Parquet
- Parquet is a columnar storage format for Hadoop.
- Parquet is designed to make the advantages of compressed, efficient colunmar data representation available to any project in the Hadoop ecosystem.
Physical Properties
- Some table storage formats provide parameters for enabling or disabling features and adjusting physical parameters.
- Now, parquet file provides the following physical properties.
- parquet.block.size: The block size is the size of a row group being buffered in memory. This limits the memory usage when writing. Larger values will improve the I/O when reading but consume more memory when writing. Default size is 134217728 bytes (= 128 * 1024 * 1024).
- parquet.page.size: The page size if for compression. When reading, each page is the smallest unit that must be read fully to access a single record. If the value is too small, the compression will deteriorate. Default size is 1048576 bytes (= 1 * 1024 * 1024).
- parquet.compression: The compression algorithm used to compress pages. It should be one of uncompressed, snappy, gzip, lzo. Default is uncompressed.
- parquet.enable.dictionary: The boolean value is to enable/disable dictionary encoding. It should be one of either true or false. Default is true.
Parquet Row Group Size
Row Group
- Even though Parquet is a column-orientied format, the largest sections of data are groups of row data rows.
- Records are organized into row groups so that the file is splittable and each split contains complete records.
- Here’s a simple picture of how data is stored for a simple schema with columns A, in green, and B, in blue:
- Why row groups? --> If the entire file were organized by columns then the underlying HDFS blocks would contain just a column or two of each record. Reassembling those records to process them would require shuffling almost all of the data around to the right place. As below:
- There is another benefit to organizing data into row groups: memory consumption. Before Parquet can write the first data value in column B, it needs to write the last value of column A. All column-oriented formas need to buffer record data in memory until those records are written all at once.

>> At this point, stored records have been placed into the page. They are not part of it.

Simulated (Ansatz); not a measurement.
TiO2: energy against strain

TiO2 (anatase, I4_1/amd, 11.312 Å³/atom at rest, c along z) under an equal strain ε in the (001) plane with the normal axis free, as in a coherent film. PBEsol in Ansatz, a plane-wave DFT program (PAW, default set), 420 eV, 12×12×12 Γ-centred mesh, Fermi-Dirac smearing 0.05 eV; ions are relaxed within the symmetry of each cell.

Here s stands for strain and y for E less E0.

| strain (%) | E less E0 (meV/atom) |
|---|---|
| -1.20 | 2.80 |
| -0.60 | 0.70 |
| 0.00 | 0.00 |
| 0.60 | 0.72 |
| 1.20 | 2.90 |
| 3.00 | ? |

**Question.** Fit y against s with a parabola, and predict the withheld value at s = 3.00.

- You can control row group size by setting parquet.block.size, in bytes(default: 128MB). Parquet buffers data in its final encoded and compressed form, which uses less memory and means that the amount of buffered data is the same sa the row group size on disk.
- That makes the row group size the most important setting. It controls both:
- The amount of memory consumed for each open Parquet file, and
- The layout of column data on disk.
The row group setting is a trade-off between these two. It is generally better to organize data into larger contiguous column chunks to get better I/O performance, but this comes at the cost of using more memory.
Column Chunks
- That leads to next level down in the Parquet file: column chunks.
- Row groups are divided into column chunkds. The benefits of Parquet come from this organization
- Stroing data by column lets Parquet use type-specific encodings and then compression to get more values in fewer bytes when writing, and skip data for columns u don's need when reading.
pics here - The total row group size is divided between the column chuhnks. Column chunk sizes also vary widely depending on how densely Parquet can store the values, so the portion used for each column is ususlly skewed.
Recommendations
- There’s no magic answer for setting the row group size, but this does all lead to a few best practices:
Know ur memory limits
- Total memory for writes is approximately the row group size times the number of open files. If this is too high, then processes die with OutOfMemoryExceptions.
- On the read side, memory consumption can be less by ingoring some columns, but this will usually still require half, a third, or some other constant times ur row group size.
Test with ur data
- Write a file or two using the defaults and use parquet-tools to see the size distributions for columns in ur data. Then, try to pick a value that puts the majority of those columns at a few megabytes in each row group.
Align with Hdfs Blocks
- Make sure some whole number of row groups make apprioxmately one Hdfs block. Each row group must be processed by a single task, so row groups larger than the HDFS block size will read a lot of data remotely. Row groups that spill over into adjacent blocks will have the same problem.
Using Parquet Tables in Impala
- Impala can create tables that use parquet data files, insert data into those tables, convert the data into Parquet format, and query Parquet data files produced by Impala or other components.
- The only syntax required is the STORED AS PARQUET clause on the CREATE TABLE statement. After that, all SELECT, INSERT, and other statements recognize the Parquet format automatically.
Insert
- Avoiding using the INSERT ... VALUES syntax, or partitioning the table at too granular a level, if that would produce a large number of small files that cannot use Parquet optimizations for large data chunks.
- Inserting data into a partitioned Impala table can be a memory-intensive operation, because each data file requires a memory buffer to hold the data before it is written.
- Such inserts can also exceed HDFS limits on simultaneous open files, because each node could potentially write to a separate data file for each partition, all at the same time.
- If capacity problems still occur, consider splitting insert operations into one INSERT statement per partition.
Query
- Impala can query Parquet files that use the PLAIN, PLAIN_DICTIONARY, BIT_PACKED, and RLE encodings. Currently, Impala does not support RLE_DICTIONARY encoding.